APPLETON, Wis.— Wisconsin deer hunters are back in the woods Saturday for the opening of bow season. It’s always a busy time for staff at the Reel Shot. 

What You Need To Know

  • Bow season opens September 18

  • Rising meat prices draw hunters into the woods

  • Some deer processors may have gone out of business since last year

“You got the guys who know the gig, who start getting their equipment ready already in spring,” said Marc Drewek, Reel Shot's store manager. “Of course there’s always the procrastinators but we’re more than willing to accommodate that if we can.”

Rising meat prices are getting some new hunters in the field this year. 

“With the rising price of beef and availability, it’s an inexpensive way to go out and fill your freezer,” said Drewek. “There’s a lot of new hunters. There’s a lot of young hunters and a lot of women hunters.”

A sometimes contentious topic among bowhunters, crossbows are a popular choice for beginners. 

“It’s a little bit more simplistic. You can get it sighted in within a few shots, go out and be ready to hunt,” said Drewek. 

Traditional rigs require a bit more practice but nothing can really prepare you for the real thing. 

“Shooting your equipment is one thing but having the deer walk by you, I call it the hair and the horn syndrome,” said Drewek. “It changes things a little bit, how people react to that.”

For most hunters, the real work starts after the arrow hits home. 

Haen Meat Packing in Kaukauna processes deer. They’ve added more staff after another large processor in the area closed down. 

 “That’s going to put an influx of 800 to 1,000 deer into the Fox Valley that need to be processed somewhere,” said Phil Schmidt, owner of Haen Meat Packing and The Meat Block. 

Schmidt added a cold storage trailer for hunters to deer off after closing hours. 

“This will be refrigerated down under 40 degrees," said Schmidt. “If it’s hot out, especially early bow season, the guys like that. You get that deer at night and you’re like, 'What do I do with it now?' You can get it in here late. You can get it cooled down. Take care of that harvest.”

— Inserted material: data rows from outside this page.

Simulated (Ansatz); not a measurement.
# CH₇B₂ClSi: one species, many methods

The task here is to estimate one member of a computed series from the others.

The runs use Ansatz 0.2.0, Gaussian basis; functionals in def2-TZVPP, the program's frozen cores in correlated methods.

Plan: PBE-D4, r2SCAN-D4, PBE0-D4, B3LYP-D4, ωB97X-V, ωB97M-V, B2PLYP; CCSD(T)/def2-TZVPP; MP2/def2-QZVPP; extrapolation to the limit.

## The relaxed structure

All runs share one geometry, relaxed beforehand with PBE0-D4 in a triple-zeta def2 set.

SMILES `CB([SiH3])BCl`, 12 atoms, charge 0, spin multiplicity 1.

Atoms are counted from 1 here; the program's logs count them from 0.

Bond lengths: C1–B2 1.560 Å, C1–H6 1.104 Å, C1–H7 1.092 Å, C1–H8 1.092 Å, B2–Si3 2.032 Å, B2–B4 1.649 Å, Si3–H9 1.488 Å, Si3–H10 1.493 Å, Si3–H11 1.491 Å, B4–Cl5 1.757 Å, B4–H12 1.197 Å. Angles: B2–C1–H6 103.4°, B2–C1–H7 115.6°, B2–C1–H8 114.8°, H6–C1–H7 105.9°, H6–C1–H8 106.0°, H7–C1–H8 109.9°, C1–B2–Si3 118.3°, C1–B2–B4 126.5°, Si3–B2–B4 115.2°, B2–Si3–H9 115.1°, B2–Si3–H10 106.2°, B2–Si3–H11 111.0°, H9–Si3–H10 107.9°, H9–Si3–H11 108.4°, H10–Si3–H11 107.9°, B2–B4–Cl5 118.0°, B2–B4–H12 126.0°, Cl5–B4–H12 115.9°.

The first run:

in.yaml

Haen hopes to accommodate all hunters this year but Drewek suggested it’s not a bad idea for hunters to check in with their butcher ahead of time. 

“You should really figure that out by now, that you’ve got a place to take it because it is becoming increasingly difficult to find places,” said Drewek. 

Drewek also suggested early season bow hunters bring some protection against mosquitoes.